When contemplating significant home repairs, you are supposed to get recommendations for contractors from people you know who have had similar work done, check out those contractors with the Better Business Bureau, then get at least three written estimates before selecting one.


Scary estimate

Figuring that the chimney should be taken care of first, I called a guy a neighbor raved about. Including some flashing work and a chimney cap, which I requested, he gave me an estimate of $4,300! I thought that was way out of line, and he was trying to take advantage of me. Discouraged, I put off doing anything for another year.

This spring I decided the best way to avoid getting ripped off was to know exactly what was wrong with my house, a 40-plus-year-old raised ranch, about 50 by 24 feet, with an elevated 21- by 13.5-foot screened-in porch, and what my priorities should be. So I called the inspector I used when I bought my home, Jed Walker, and requested a new inspection, figuring the money spent would be more than saved later. I was offered the choice of a walk-through with verbal commentary or for another $200, a written report as well. I opted for the latter.

Knowing what needed to be done would enable me to know whether contractors were being straight with me. The inspection also provided the opportunity to discuss various corrective actions with an objective party. My biggest decision was whether to paint the exterior, which would require scraping and sanding as well, and would probably need to be done again in 10 years, or to do siding.


The roof

Jed informed me that my roof had, at best, another year or two of life left. It also had two layers, meaning it would have to be stripped.

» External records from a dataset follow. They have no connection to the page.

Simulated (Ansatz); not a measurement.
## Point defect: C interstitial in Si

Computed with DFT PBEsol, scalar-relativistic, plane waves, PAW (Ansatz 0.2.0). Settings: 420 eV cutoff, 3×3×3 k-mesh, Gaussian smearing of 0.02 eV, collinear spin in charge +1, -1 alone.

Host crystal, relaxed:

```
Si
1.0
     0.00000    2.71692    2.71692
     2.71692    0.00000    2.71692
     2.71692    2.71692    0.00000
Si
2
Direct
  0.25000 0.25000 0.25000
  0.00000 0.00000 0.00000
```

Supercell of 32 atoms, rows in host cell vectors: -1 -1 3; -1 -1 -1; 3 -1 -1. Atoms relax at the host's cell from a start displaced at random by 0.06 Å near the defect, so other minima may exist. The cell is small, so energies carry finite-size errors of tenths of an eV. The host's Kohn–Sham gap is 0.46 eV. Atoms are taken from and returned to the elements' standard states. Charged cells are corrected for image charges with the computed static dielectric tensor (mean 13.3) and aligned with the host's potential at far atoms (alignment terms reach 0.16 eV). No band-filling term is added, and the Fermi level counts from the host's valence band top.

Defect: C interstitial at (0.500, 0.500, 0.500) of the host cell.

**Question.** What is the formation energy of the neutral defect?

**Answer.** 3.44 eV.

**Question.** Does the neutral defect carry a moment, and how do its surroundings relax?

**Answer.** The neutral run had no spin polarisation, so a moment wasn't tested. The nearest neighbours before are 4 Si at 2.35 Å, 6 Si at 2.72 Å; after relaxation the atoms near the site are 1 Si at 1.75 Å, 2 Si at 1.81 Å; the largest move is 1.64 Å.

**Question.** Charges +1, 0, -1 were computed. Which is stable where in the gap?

Looking at what needed to be done to the chimney, he confirmed the received earlier estimate was way out of line, too.

He noted that the insulation level was low in homes of my era and that adding siding, which would include more insulation, would increase the R level, reducing heating costs. I decided if I was going to do the roof and siding, it made sense to do the windows at the same time, which would further increase energy efficiency. Additionally, although I don’t know if I will be in my home for another two years or 20, updating the three major exterior components would also enhance its resale value.


The sagging porch

Jed also pointed out that my back screen porch was sagging somewhat, something that had occurred since his initial inspection. While I was always aware of a pitch toward the front, I hadn’t realized it was worse and also sagging in the front middle. He showed me where the original deck frame, with 6-by-6-inch support posts, had been added onto using 4-by-4 posts. He strongly recommended jacking up the deck and replacing the posts and their concrete footings, which were also too narrow.

Due to a leak in the bathroom that had resulted in my opening the ceiling on the lower level, he also discovered that one of my joists had been significantly compromised when the plumbing was installed.


The first estimate

My first contractor recommendation came from a former neighbor who had what I thought was the best-looking house on the block. So I called the man, and in walking around the house, he made a couple of suggestions, including removing an unused and unnecessary second chimney (when the fireplace had been previously added, the furnace ductwork was moved to that chimney) and closing up most of an unused door in the garage. I liked the light it provided, so he suggested closing most of it and adding a window. I had a written estimate within a couple of days.

For a variety of reasons, getting additional quotes and vetting the contractor proved not to be so easy.


Vetting the contractor

Meanwhile, I shared the estimate with three people I consider knowledgeable about construction: a cousin who does a lot of work with Habitat for Humanity, the friend who helped me figure out the origin of my water problems last year, and another friend who is a longtime Realtor. All agreed that the estimate, broken into three parts for the roof, windows and siding, and discount if all three were done, included all the “right” things as far as components and materials and seemed “reasonable,” as did the price for the suggested new garage door.

Additionally, another person recommended the same contractor and a third had received the same name after his home was damaged in last fall’s snowstorm. And the contractor’s BBB rating was excellent.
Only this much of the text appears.